U.S. Secretary of Education Arne Duncan has announced that over the next decade, every school should replace their textbooks with tablets or e-reader devices. According to Education News
, the Federal Communications Commission (FCC)
is on board with this plan, having conducted studies on the cost effectiveness of this switch for schools. But despite the initial savings, some experts have expressed concerns with high Wi-Fi costs and decreased retention of reading materials among students.
In a Project RED report, the FCC
did a cost breakdown of traditional learning versus “New Learning” with tablets replacing textbooks. A traditional environment costs an average of $3,871 per student annually, including hardware, assessment and curriculum costs. The New Learning cost came to $3,621 per student annually and included paperwork, connectivity and professional development costs. Additionally, tablets will cost less over time, bringing an even greater savings to districts. While the savings would be significant nationwide, districts are concerned with “hidden” costs, most notably Wi-Fi services. Mashable
reports that New York City schools had to ban new devices from accessing school Wi-Fi due to servers being maxed out. The FCC
is prepared with plans to combat this challenge, like “Learning-on-the-Go” devices, an e-rate program to bring affordable connections to schools over fiber lines, and “School Spots” so that schools can provide Internet to the community outside of regular school hours.

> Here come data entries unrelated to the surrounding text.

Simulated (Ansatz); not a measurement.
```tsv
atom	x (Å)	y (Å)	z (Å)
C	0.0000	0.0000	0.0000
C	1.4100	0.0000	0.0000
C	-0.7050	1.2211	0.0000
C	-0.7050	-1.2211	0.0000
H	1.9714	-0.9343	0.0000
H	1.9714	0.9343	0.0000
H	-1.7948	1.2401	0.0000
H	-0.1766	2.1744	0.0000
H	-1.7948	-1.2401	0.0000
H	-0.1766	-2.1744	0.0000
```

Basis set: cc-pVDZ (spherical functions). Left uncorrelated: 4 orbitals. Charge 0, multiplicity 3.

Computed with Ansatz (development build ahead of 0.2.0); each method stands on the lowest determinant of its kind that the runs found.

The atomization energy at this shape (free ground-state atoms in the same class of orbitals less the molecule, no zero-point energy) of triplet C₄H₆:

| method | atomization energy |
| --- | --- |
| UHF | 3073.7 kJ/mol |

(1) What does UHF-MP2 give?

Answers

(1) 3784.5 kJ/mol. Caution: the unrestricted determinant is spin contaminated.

High-performing South Korea is using digital textbooks, and the FCC
reports that students who have access to technology at home have graduation rates of six to eight percent higher than students with no access. Additionally, many of the textbooks used in schools are outdated, often containing obsolete information, and must be periodically updated to remain current. Education News
reports that textbook publishing giant Houghton Mifflin Harcourt conducted a pilot study in California, at the Riverside Unified School District. Students who used Algebra I digital texts scored higher on standardized tests compared with peers who used standard texts. While these arguments for digital texts are compelling, there may be retention issues associated with digital materials. Mashable
cites a study conducted by Kate Garland, a psychology professor at the University of Leicester. Using both digital and traditional texts, she found significant differences between the two when students were asked to answer text-based questions. When students read traditional print texts, they understood more information on a deeper level.